Abstract

Compaction was measured in six drill-core samples of marls from the Wilkins Peak and Tipton Shale Members of the Eocene Green River Formation, Sweetwater County, Wyoming, by the degree of preferred orientation of clay mineral grains. The preferred orientation was measured with an x-ray goniometer, and the compaction was calculated by application of the theory of March (1932), in which one assumes that the clay grains were originally oriented at random. Associated organic materials were exhaustively extracted by solvents and were identified by gas and thin-layer chromatography.

The amount of solvent-soluble organic compounds increases with depth. The proportional share of alkanes is approximately constant. Odd-carbon dominance of the nC17 alkane decreases rapidly and monotonically with depth, while the ratio of nC16 plus nC18 alkanes to alkenes increases in a reciprocal fashion. The carbon preference index of alkanes of higher molecular weight is fairly constant at a value of 2 except in one sample (CPI = 3.2), which is much less compacted than all the others. There appears to be a correlation between compaction and the content of pristane relative to the Nc17 alkane, superposed on a general decrease of pristane concentration with depth. Phytane, on the other hand, is concentrated in shallow and deep samples, with a minimum in between, and it shows no correlation with compaction.

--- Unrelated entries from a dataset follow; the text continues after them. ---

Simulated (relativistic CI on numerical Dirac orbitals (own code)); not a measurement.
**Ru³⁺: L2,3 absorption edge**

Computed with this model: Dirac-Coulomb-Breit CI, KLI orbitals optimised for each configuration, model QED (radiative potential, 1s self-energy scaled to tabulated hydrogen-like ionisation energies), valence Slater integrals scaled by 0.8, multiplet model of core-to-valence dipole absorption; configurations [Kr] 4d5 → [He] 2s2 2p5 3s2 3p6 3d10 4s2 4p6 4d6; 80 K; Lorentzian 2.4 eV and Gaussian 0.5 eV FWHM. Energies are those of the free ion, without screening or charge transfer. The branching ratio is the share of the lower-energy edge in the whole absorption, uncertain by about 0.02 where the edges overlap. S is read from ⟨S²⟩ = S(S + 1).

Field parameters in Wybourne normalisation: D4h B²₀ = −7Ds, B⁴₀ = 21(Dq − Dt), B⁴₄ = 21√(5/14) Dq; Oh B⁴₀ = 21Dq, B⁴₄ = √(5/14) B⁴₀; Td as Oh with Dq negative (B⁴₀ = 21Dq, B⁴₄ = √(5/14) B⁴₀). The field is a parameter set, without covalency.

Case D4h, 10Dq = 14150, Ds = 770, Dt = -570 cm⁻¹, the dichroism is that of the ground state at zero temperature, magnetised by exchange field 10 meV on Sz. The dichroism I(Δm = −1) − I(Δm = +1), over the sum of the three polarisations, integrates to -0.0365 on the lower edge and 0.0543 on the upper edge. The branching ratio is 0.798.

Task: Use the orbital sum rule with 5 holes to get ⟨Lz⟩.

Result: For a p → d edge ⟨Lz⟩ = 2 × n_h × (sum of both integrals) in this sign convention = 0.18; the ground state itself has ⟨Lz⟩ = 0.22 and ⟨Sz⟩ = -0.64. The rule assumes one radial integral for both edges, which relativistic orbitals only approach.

The phytane content reflects either the nature of contributing biotas or possible early alteration of organic detritus, whereas pristane seems to respond to later, gradual alteration, possibly governed by catalysis on sediment grain surfaces. This catalysis could be enhanced by mechanical scraping and breaking of grains during compaction. Attenuation of the odd-carbon preference of the freshly deposited organic compounds may be similarly affected by catalytic processes.